The wish for leadership is in part our wish to rediscover hope and, interestingly enough, to have someone else provide it for us. We hold on to the belief that hope resides in those with power.
Stewardship also asks us to forsake caretaking, an even harder habit to give up. We do not serve other adults when we take responsibility for their well-being.
And in letting caretaking and control go, we hold on to the spiritual meaning of stewardship: to honor what has been given to us, to use power with a sense of grace, and to pursue purposes that transcend.
Patriarchy also creates the bureaucratic mind-set, the choice for a low-risk operation that demands policy and procedure in the name of consistency. This is the second cost of patriarchy; it is incapable of creating a unique response to the world.
Governance structures and strategies aimed at control, consistency, and predictability form the operating reality for most of our institutions — with power, privilege, and rewards concentrated at the top. What is intriguing, though, is that even though we see the costs of patriarchy and spend half of our lives complaining about those above us in the hierarchy, we still think leadership is necessary to organize effort and get work done.

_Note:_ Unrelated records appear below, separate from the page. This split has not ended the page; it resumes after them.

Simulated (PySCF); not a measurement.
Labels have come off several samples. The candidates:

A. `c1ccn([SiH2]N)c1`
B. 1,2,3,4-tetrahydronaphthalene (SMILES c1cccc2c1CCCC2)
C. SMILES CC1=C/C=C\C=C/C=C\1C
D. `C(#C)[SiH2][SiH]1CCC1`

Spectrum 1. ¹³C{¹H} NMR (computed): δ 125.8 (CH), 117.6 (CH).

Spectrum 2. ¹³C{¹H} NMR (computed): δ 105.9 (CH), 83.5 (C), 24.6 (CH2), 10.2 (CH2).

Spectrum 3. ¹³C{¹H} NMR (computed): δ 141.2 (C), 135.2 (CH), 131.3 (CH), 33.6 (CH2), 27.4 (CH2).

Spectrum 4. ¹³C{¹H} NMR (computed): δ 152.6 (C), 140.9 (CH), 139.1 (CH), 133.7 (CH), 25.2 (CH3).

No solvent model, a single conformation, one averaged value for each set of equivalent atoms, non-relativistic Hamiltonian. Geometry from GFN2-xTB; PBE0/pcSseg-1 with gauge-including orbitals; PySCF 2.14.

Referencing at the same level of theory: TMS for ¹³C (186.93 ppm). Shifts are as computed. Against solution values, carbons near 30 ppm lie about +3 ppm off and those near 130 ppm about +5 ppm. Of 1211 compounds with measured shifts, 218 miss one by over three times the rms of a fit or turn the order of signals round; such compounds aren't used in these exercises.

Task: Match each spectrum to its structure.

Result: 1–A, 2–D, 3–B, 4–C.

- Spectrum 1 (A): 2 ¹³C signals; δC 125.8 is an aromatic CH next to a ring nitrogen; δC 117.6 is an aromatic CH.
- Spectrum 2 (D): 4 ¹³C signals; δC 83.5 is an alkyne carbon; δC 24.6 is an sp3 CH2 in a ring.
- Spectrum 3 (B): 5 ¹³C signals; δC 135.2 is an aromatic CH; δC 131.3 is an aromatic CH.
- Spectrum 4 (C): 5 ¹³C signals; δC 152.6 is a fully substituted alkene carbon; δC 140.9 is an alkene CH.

This is why partnership is so critical to stewardship. It balances responsibility and is a clear alternative to parenting. “How would partners handle this?” and “What policy or structure would we create if this were a partnership?”
Partnership means to be connected to another in a way that the power between us is roughly balanced. Stewardship brings accountability into each act of governance and requires a balance of power between parties to be credible.
Partnership does not mean that you always get what you want. It means you may lose your argument, but you never lose your voice. Partners each have emotional responsibility for their own present and their own future.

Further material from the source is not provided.